“The choice between competing theories is arbitrary, since there is no such thing as objective truth.” (Karl Popper, The Open Society and its Enemies, Vol. II (London, 1963), p. 369f.)
Originally, in a slack post in response to the “Cognitive Relativism” reading from Prof. Robb’s unit, I wrote the following (edited for clarity’s sake, as there were a few grammatical nightmares in there):I think there is such a thing as objective truth, in the sense that there is theoretically a way to go about opening a can of beans the “best” way, but until it is known to us the “truth” will remain multi-pronged. By “multi-pronged” I mean that if we were to ever make a breakthrough or have one presented to us by helpful aliens, the truths we held up prior to that breakthrough would not suddenly become falsehoods.
These things would be true up until they are not because the absolute truth/Truth presented overshadows them, but that wouldn’t render them untrue in the past. Before my sister was born, I was an only child, but now I am not. That doesn’t mean that back then I wasn’t an only child. I believe that until these absolute truths are discovered – if they ever are – they can hold no sway over present truths.
There’s a lot here that I didn’t express properly– to the point that it comes off as nonsense. I was deep in the rabbit hole when I wrote this, and having had a bit of time to climb out of it and look back with fresh eyes, I feel that I might now be able to express my thoughts on objective truth more clearly.
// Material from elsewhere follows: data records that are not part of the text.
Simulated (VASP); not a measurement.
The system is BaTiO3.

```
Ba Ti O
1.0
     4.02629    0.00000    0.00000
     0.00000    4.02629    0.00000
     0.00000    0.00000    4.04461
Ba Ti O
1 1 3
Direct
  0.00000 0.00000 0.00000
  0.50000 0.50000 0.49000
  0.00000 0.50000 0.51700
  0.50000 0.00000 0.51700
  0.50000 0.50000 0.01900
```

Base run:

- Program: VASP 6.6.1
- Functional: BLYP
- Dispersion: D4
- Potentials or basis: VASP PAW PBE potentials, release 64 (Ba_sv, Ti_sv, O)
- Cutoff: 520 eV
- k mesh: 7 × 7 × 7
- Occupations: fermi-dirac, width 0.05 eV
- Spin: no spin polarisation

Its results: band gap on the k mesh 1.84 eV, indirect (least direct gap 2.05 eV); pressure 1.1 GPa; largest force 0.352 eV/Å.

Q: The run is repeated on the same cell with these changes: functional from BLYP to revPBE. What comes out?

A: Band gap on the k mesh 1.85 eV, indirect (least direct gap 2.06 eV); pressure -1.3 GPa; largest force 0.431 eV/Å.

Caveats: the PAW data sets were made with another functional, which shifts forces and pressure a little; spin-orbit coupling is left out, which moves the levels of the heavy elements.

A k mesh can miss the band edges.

In this revision process, I’m comfortable holding on to the first of the two paragraphs above, but I’ll scrap everything from the second but the last sentence: “I believe that until these absolute truths are discovered – if they ever are – they can hold no sway over present truths.” This gets pretty close to what I was trying to convey in that second paragraph. Here are my tidied up thoughts:
I believe in absolute truth in the same way I believe that of the infinite number of branching paths before me, there is one that will leave me the happiest. And there is next to no way I’ll stumble across that path. In my original post I was ultimately trying to get at the difference between theoretical versus practical belief. Because though I believe in absolute truth, I also believe in the necessity of practical truths– in accepting that I am beyond unlikely to stumble across that “perfect path” or across absolute truth, so to fixate on them would be to neglect the multitudes of truths that make up the present.